Nathan Kelly

Nathan Kelly’s music reflects an eclectic mix of musical cultures and influences. From playing gospel piano in East Texas churches, to Broadway in pit orchestras in New York City, to sprinting leaps around the world playing in bands on cruise ships, to working in Hollywood with music producers and film composers, Nathan’s music draws from a variety of inspirations. His work seeks to situate between notions of pulses, ambiguity, virtuosity and quiet beauty.  He has orchestrated for artists such as Dionne Warwick, Rod Stewart, Jackie Evancho, Andrea Bocelli, Jennifer Lopez; Broadway shows (Gypsy, Curtains, The Tony Awards); TV’s Macy’s 4th of July Fireworks on NBC, Audra McDonald on PBS and more; and was recently a Visiting Artist at The American Academy in Rome.

about Redwood:

Redwood opens with a “pedal point” on Ab, that expands in its intensity and stretches its melodic limbs ever-upward, frequently using intervals of the 7th and 9th in its mighty twists and turns, as it infuses brief contrasting moments of alternating powerful and delicate textures that display a somber and majestic dissonant beauty. The expansive tuttis mark  promiment, rentlessly unfurling musical material writhing and aching with intensity and passion that fearlessly clash branch out — above, below and in-between — balancing registral development with motivic seeds of growing contrapuntal figuration and ornamentation that evolve into dense, complex textures and overlapping, competing voices.  The churning and undulating fluidity of multiple stratifications of voices explore the enormous and awesome colorful   orchestral range and dark tessitura of the orchestra, like a fitting musical portrait of our towering national treasures, the great Redwoods.

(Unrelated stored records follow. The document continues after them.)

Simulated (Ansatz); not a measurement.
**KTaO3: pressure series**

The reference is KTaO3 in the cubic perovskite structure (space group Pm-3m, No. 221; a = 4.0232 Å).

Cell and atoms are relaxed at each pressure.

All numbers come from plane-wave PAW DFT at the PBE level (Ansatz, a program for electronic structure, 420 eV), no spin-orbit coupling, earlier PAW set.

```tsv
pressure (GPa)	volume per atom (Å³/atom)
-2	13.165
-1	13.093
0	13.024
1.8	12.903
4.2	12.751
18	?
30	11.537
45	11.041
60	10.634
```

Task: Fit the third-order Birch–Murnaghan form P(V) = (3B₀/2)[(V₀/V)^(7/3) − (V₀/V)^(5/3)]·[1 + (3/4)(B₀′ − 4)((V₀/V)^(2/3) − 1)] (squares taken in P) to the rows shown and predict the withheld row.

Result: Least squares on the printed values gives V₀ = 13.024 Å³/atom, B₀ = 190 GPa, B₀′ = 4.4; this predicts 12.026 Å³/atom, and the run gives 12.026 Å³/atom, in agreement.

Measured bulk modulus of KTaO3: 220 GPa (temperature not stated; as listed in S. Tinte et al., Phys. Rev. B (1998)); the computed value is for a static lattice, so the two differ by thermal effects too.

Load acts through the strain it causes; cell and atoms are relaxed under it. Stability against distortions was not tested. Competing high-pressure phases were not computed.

These massive pillars of old are unmovable monuments that harbor in their sheer enormity a wisdom and fine delicately detailed history of the ancient universe, conveying a solemn strength that seemed to call for great breath and thunderously shaking moments of musical roots that grow hellishly deep and downwards, yet are invisible to us as we only see their incredible topography above the soil. This is a work of contrasting shimmering, delicate moments and also a relentless, constantly yearning, dissonant ascent towards clangourous climaxes and long melodic limbs.